Thursday, June 14, 2012

The Attitude of Gratitude


I am not a mainstream Christian.  Actually I do not refer to myself as a Christian of any sort.  Although I grew up in what I considered a strict Christian home and later married a man who became a pastor, I no longer share those beliefs.  So there is my disclaimer…LOL

When we first moved out here we stayed in a Motel for a month.  We had heard you couldn’t find a room anywhere so I was very thankful for the room we had.  I continued to be thankful because we were being charged a decent weekly rate.  Yes it was the little things I was thankful for.  Just as we were able to have money saved up we found a home.

I am not exaggerating when I say housing out here is crazy.  I do mean crazy.  IF and that is a big IF you can find a place the cost is outrageous.  I have seen 3br/2bath trailers be offered for $2500 a month.  And sadly, for the sake of needing a home, people pay that amount.  So we found our little place (yes the picture on top is our actual home now)

This past year I have been so thankful for our home.  I have taken pride in making this our home.  I have decorated and bought new items to really have a nice place.  And I have been thankful.  Our home set in the best of the school district’s schools so there was no worries about the school Jacob would go to.  I have a yard (small) and a tree (trees are good) and I have continued to be thankful.

I fully believe you have to appreciate whatever it is you have.  If you own a rundown couch that sinks to the floor, be thankful.  It is a place to sit.  If you drive an older vehicle, be thankful, it gets you around.  You have two choices:  gripe and complain about what you have or truly be grateful for what you have.  Relish in the gratitude. 

Where we live is pretty icky looking according to most people.  I have chosen to see the beauty out here as well as be thankful for the life we have here.  I find the sunsets/sunrises amazing.  There is nothing to block your view.  The area we live contributes (geologically) to the formation of oil which contributes to my quality of life..I have been thankful.

If you are wanting better, more, be thankful for what you have now.  Be thankful for the moments.  There is more to life than just stature and money (and yes I know money does help!) but truly finding the things to be grateful will totally change your attitude.  I have lived paycheck to paycheck and spent my time being thankful just that the basic bills were paid.  We couldn’t afford cable so we were thankful for our dvd player and Redbox. 

You get to choose your attitude. “I hate my house, my furniture, my car, my job” makes for one miserable person.  And truthfully you are probably just as miserable on the inside as your life reflects on the outside.  You want a better life?  Be thankful for what you have now.  “I am thankful for the home I have, it’s a roof over my head.  I am thankful I have my couches and recliner; I am not sitting on the floor.  I am thankful for my car; I am able to run errands.  I am thankful for my job, it keeps the roof over my head, my car gassed up, food on the table.” So what if you are not keeping up with the Jones, chances are when you have a great attitude about what you have, the Jones will be jealous of your zest of life. 
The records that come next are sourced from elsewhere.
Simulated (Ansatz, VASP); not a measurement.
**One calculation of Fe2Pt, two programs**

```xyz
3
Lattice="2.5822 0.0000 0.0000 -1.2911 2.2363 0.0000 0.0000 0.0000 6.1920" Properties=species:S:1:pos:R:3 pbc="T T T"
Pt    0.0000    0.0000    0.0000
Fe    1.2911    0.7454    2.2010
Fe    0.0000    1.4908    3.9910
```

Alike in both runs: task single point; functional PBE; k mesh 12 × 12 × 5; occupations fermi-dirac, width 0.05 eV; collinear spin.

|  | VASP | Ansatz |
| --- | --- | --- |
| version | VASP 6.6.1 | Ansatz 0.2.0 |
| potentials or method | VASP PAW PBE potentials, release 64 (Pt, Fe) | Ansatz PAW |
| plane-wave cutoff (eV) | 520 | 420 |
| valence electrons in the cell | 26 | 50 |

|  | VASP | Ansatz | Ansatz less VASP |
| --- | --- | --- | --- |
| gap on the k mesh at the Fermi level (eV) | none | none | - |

When my dad and I would talk, and he was feeling down and in pain, I would remind him…it beats the alternative.  Every. Single. Time. He would perk up.  He was thankful for the pain, the bone weary tiredness and the fact everything taste like metal—It meant he was still alive.

So for a year now, I have been practicing thankfulness.  Every day.  Every time I pulled up to our little home, I would express thanks.  And now here we are fixing to move.  I truly believe because I was thankful for what I had been given and willing to care for it as if it was a mansion, I have been blessed with a home better than I could have imagined.  I am so excited and yes THANKFUL for the new home.  It is amazing to me.  A garage, a huge walk in closet, a real dining room, a fireplace…things that were once upon a time beyond my imagination because I was so down in life, but now because I have chosen to be thankful for whatever I have, I am being blessed. 

A few pics of our new home!!

Wednesday, June 13, 2012

My Twisted Sense of Humor


To know me is to know I inherited a twisted sense of humor.  Thanks dad!!  My father was funny and out there and laughed at things you sometimes not ought to laugh at…..and *sigh* I do the same.  I guess that is one of the perks of having your father raise you …alone, by himself.  There was no mother to gently guide this terrible behavior out of me.  So I am pretty much twisted…..but then you already knew that right?

We are moving.  To a house.  I am beyond tickled.  A house…a real house made of bricks.  I will soon have a fireplace and garage and grass and trees and patio and a master closet to die for.  All the things a girl wants growing up…especially the closet.  Did I mention the fantastic closet?  Heck I am excited there is a special little storage spot for brooms and mops.  Yeah, I get excited about that type of stuff.  I have already threatened to do snow angels on the living room floor I am just that excited.  I can’t believe I am fixing to own a garage door opener. 

So with moving comes packing.  Boxes.  Lots and lots of boxes.  And in boxes goes stuff.  You know your personal stuff.  Books, clothes, blankets, sheets, make up you never use, dishes you forgot you own, appliances you never use.  Just stuff.  So here is my dilemma and where my humor comes into play. 

My dad was cremated.  After his cremation he was divided in thirds.  Morbid I know.  So I have one third of my dad.  Currently he sits on a bookshelf in a plastic bag, twist tied shut and in a plastic box.  I have more of him than I thought I would have and he is heavier than I expected.  But there he sits.  My third of a dad in a box.  He just hangs out up there.  No worries..it’s dad in a box. Except we are moving.

I now have a quandary.  Does Dad in a box go into a box?  I mean do I just pack him up? Dad in a box in with some books, a couple of hangers and random papers that are part of the last few boxes you box up?  The random stuff that has no home as you are organizing your life into little or big boxes.  Will my dad like his box in a box?  Or do I just carry him in the truck with me and two kids and a dog?  What if I have to put him behind the seat? 

I have discovered there are no cremation etiquette.  I have to figure this out on my own .  So for now, until the day of moving, dad in the box will sit on top of the bookshelf collecting dust with the clock.